Event-Driven Microservices for AI Agents: Kafka, RabbitMQ, and NATS Patterns

Why Event-Driven Architecture Fits AI Agent Systems

AI agent workflows are inherently asynchronous. A user sends a message, the agent reasons over it, calls tools, retrieves context from a vector store, and eventually returns a response. Many of these steps can happen independently. The memory service needs to record the conversation after the response is sent. The analytics service needs to log latency metrics. The billing service needs to track token usage.

If all of these happen synchronously in the request path, response latency balloons. Event-driven architecture decouples the request path from downstream processing. The conversation service publishes events, and other services consume them independently.

Designing Event Schemas

A well-designed event schema is the contract between services. It must be self-describing, versioned, and contain enough context for any consumer to act without making additional API calls:

from dataclasses import dataclass, field, asdict
from datetime import datetime
import uuid
import json

@dataclass
class AgentEvent:
    event_id: str = field(default_factory=lambda: str(uuid.uuid4()))
    event_type: str = ""
    version: str = "1.0"
    timestamp: str = field(
        default_factory=lambda: datetime.utcnow().isoformat()
    )
    source_service: str = ""
    correlation_id: str = ""
    payload: dict = field(default_factory=dict)

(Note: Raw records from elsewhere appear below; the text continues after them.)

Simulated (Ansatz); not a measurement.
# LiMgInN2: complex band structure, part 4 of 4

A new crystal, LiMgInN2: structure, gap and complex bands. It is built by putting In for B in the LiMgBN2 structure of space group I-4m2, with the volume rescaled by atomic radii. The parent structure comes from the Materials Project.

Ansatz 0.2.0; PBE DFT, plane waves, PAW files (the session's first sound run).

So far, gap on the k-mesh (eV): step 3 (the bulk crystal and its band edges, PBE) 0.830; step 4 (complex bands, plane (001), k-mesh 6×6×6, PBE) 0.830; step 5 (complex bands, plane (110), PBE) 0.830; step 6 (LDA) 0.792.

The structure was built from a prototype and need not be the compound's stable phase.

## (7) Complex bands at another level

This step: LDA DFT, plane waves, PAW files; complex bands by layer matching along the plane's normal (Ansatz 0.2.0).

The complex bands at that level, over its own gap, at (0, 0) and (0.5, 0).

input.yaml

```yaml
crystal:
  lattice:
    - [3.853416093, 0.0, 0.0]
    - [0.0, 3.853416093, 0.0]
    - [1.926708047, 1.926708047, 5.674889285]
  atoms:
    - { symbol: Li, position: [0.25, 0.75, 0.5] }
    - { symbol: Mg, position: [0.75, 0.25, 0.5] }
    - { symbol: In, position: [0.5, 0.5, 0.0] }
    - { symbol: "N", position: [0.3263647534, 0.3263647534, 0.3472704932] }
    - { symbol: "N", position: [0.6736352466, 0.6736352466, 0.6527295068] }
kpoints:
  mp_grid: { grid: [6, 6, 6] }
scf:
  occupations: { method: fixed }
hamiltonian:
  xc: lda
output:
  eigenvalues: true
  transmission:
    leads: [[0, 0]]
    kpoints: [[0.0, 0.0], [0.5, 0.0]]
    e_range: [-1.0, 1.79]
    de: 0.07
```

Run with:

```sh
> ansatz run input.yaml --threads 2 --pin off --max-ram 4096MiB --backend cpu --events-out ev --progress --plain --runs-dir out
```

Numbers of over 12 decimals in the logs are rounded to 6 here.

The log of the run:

    def to_json(self) -> str:
        return json.dumps(asdict(self))

# Example events published by the conversation service
def create_message_received_event(
    session_id: str, user_msg: str, correlation_id: str
) -> AgentEvent:
    return AgentEvent(
        event_type="agent.message.received",
        source_service="conversation-manager",
        correlation_id=correlation_id,
        payload={
            "session_id": session_id,
            "message": user_msg,
            "message_type": "user",
        },
    )

def create_response_generated_event(
    session_id: str,
    response: str,
    tokens_used: int,
    model: str,
    correlation_id: str,
) -> AgentEvent:
    return AgentEvent(
        event_type="agent.response.generated",
        source_service="conversation-manager",
        correlation_id=correlation_id,
        payload={
            "session_id": session_id,
            "response_length": len(response),
            "tokens_used": tokens_used,
            "model": model,
        },
    )

The correlation_id ties all events from a single user request together across services, which is essential for distributed tracing.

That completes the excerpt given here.